Saturday, 25 April 2026

Six on Saturday - 25 April 2026

 During the week I had my good gardening friend Alison visit and she brought another friend whom I met for the first time.  Not dissimilar to SOS where we visit each others gardens via Jim's post. 

We had a  tour round the small front and back gardens, and of course had coffee and cake in the garden.  It was so warm we sat in the shade.  It probably was not the best time for digging up little patches of plants, but hopefully with care and shade they will soon perk up and I hope Julie will enjoy them.

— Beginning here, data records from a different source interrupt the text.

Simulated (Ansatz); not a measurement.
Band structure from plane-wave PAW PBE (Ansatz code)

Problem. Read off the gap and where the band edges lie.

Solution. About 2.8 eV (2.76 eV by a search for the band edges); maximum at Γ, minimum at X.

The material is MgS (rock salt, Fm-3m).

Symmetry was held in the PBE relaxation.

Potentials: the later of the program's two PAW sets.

1. One of the plants which Julie had a piece of was Saxifraga stolonifera which is a fantastic ground covering plant for shaded areas with' if one stretches the point, purple or rather maroon and green leaves, especially as later it will have some delightful flowers.

Saxifraga stolonifera

2. Alison asked for a piece of this little plant growing very successfully in the gravel garden.  The little blue pom pom pom flowers are just starting to open which of course called out to be admired. Globularia cordifolia, commonly known as the heart-leaved globe daisy or matted globularia, is a low-growing, evergreen subshrub.  

Globularia cordifolia

3. Nearby the Thyme 'Jekka' is looking glorious, and as it extends, it roots itself into the gravel and pieces of that too were easily prepared.

Thymus 'Jekka'
Loved by the bees and also frequently used in the kitchen, it is the most floriferous and easy going thymes in the garden.

4. Early this year I took one of the biggest of the Polemonium 'Lambrook Mauve' and refreshed it by pulling it apart and replanting the most vigorous sections in a piece of 'improved' soil, and therefore it was easy to pass on a good young plant onto to Julie, with the strict instructions to cut off all the flowering stems just this year so that the plant could re-establish itself nicely.

Polemonium 'Lambrook Mauve'

5. It looks as if the theme for this week could be purply blue especially if I showed you one plant that I had been seeking out for years, ever since I saw it in 2016 in the Birmingham Botanic gardens.

I moved it to the shade this week, and I think I may even have to move it to a plastic pot as it is not coping very well in this hot dry weather. It is a tricky one and this time I will not be dividing it as I did with my blue one, which I lost.

Viola Pedata bicolour
Luckily another little blue one is soldiering on, but it is in intensive care right now, and no visitors allowed!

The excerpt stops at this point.